Your baseline model for regression models takes the mean of the target as the prediction result for every observation (row) of data in your features/predictors.

Enter `DummyRegressor`!

In [None]:
X = wine.drop('quality', axis=1)
y = wine.quality

In [None]:
# Instantiate


In [None]:
# Score it!


In [None]:
# Predict!


In [None]:
# MSE


## Decisions, Decisions, Decisions...

Now: Which columns (predictors) should I choose? 

There are 12 predictors I could choose from. For each of these predictors, I could either use it or not use it in my model, which means that there are $2^{12} = 4096$ _different_ models I could construct! Well, okay, one of these is the "empty model" with no predictors in it. But there are still 4095 models from which I can choose.

How can I decide which predictors to use in my model?

We'll explore a few methods in the sections below.

## Correlation

Our first attempt might be just see which features are _correlated_ with the target to make a prediction.

We can use the correlation metric in making a decision.

In [None]:
# Use the .corr() DataFrame method to find out about the
# correlation values between all pairs of variables!

wine.corr()

In [None]:
sns.set(rc={'figure.figsize':(12, 12)})

# Use the .heatmap function to depict the relationships visually!


In [None]:
# Let's look at the correlations with 'quality'
# (our dependent variable) in particular.

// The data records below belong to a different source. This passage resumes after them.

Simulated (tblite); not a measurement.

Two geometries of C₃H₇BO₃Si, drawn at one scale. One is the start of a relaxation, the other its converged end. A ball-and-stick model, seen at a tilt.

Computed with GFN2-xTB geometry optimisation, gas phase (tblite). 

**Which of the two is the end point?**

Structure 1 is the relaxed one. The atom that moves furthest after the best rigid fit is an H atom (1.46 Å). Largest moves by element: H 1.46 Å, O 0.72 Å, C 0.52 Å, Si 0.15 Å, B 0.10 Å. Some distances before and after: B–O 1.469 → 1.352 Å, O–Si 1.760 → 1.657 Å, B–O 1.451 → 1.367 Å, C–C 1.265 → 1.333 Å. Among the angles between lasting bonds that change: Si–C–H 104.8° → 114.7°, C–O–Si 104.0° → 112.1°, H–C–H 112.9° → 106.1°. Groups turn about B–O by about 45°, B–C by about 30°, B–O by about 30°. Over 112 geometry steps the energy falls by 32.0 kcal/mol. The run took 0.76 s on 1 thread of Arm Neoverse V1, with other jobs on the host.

wine_corrs = wine.corr()['quality'].map(abs).sort_values(ascending=False)
wine_corrs

It looks like we can see the features have different correlations with the target. The larger the correlation, the more we'd expect these features to be better predictors.

Let's try using only a subset of the strongest correlated features to make our model.

In [None]:
# Let's choose 'alcohol' and 'density'.


In [None]:
# ols


## Feature Engineering

> Domain knowledge can be helpful here! 🧠

In practice this aspect of data preparation can constitute a huge part of the data scientist's work. As we move into data modeling, much of the goal will be a matter of finding––**or creating**––features that are predictive of the targets we are trying to model.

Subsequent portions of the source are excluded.